Dollar Slumps Against Yen, Euro on Speculation Federal Reserve Will Ease
Dollar Weakens Asian Stock Advance
Daniel Acker/Bloomberg
The dollar declined to $1.3814 per euro as of 9:51 a.m. in Tokyo from $1.3769 in New York yesterday, when it climbed to $1.3734, the highest level since Oct. 20.
The dollar declined to $1.3814 per euro as of 9:51 a.m. in Tokyo from $1.3769 in New York yesterday, when it climbed to $1.3734, the highest level since Oct. 20. Photographer: Daniel Acker/Bloomberg
Oct. 28 (Bloomberg) -- John Taylor, chairman and founder of FX Concepts Inc., discusses the outlook for currency markets. Taylor, speaking with Erik Schatzker on Bloomberg Television's "InsideTrack," says another round of quantitative easing is mostly priced into the market and that the U.S. dollar will weaken through the end of November before recovering. (Source: Bloomberg)
The dollar fell against all of its most-traded counterparts on renewed demand for higher-returning assets as traders speculated the Federal Reserve will debase the currency by buying government debt.
The U.S. currency dropped for the first time in three days against the euro as Treasury notes rose after policy makers asked dealers for projections of asset purchases over the next six months. The dollar is on the “strong side” relative to U.S. economic performance, the International Monetary Fund said in a report to Group of 20 nations.

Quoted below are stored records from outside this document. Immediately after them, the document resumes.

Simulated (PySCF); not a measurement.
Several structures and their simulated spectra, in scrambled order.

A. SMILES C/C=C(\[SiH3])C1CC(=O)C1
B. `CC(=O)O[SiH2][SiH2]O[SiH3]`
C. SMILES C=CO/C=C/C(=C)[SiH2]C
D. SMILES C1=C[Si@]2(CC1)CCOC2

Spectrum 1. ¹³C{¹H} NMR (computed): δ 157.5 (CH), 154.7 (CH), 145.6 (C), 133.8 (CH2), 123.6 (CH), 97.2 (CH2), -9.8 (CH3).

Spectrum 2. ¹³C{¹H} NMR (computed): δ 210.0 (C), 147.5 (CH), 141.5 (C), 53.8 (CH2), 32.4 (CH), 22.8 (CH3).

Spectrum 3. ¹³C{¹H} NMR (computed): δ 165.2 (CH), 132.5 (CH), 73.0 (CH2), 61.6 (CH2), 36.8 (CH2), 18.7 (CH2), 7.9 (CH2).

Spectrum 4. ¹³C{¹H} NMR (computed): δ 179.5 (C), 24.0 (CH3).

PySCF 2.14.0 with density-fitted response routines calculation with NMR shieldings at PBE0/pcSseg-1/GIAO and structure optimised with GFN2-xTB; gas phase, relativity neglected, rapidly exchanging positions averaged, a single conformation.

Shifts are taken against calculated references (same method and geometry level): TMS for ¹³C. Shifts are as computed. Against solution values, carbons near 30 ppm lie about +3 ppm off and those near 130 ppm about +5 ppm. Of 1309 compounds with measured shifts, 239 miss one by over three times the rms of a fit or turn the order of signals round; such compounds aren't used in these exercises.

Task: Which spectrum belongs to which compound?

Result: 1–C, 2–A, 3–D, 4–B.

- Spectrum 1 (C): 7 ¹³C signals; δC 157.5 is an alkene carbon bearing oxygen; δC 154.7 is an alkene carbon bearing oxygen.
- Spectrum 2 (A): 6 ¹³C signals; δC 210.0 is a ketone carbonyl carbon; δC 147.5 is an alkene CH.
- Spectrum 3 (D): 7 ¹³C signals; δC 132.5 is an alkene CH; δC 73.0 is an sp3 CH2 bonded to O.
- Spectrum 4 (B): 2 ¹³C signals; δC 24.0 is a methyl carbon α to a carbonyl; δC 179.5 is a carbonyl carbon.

“The market knows one main way how to trade, which is short dollar, long risk,” said Sebastien Galy, a currency strategist at BNP Paribas SA in New York. “For now, it has not been significantly shaken out of its assumption.” A short is a bet a currency will decline.
The dollar depreciated 1.2 percent to $1.3930 per euro at 5 p.m. in New York, from $1.3769 yesterday. The U.S. currency fell 0.9 percent to 81.03 yen, from 81.75 yen, after touching the 15- year low of 80.41 yen on Oct. 25. The euro gained 0.3 percent to 112.87 yen, from 112.58 yen.
The euro extended its advance as automatic orders were activated to stop losses for investors betting on a dollar rally, according to Richard Franulovich, a senior currency strategist at Westpac Banking Corp. in New York.
Stop orders were clustered above $1.38, $1.3850 and $1.39 per euro, Franulovich said. The next orders may be at $1.3980, he said. Traders place buy and sell orders at predetermined prices to limit losses.
Treasury Yield
The yield on the 10-year Treasury note fell 0.06 percentage point to 2.66 percent. Stocks pared gains, with the Standard & Poor’s 500 Index rising 0.1 percent.
The Dollar Index, which tracks the greenback against currencies of six major U.S. trading partners, decreased 1.1 percent to 77.285. It touched 78.273 yesterday, the highest level since Oct. 20.
A New York Fed survey, obtained by Bloomberg News, asked investors and dealers about their expectations for the initial size of any new program of debt purchases and the time over which it would be completed.
Estimates for the size of the asset-purchase program include forecasts for $1 trillion by Bank of America-Merrill Lynch and $2 trillion by Goldman Sachs Group Inc., with economists at both firms agreeing the Fed will likely start by announcing $500 billion after its Nov. 2-3 meeting.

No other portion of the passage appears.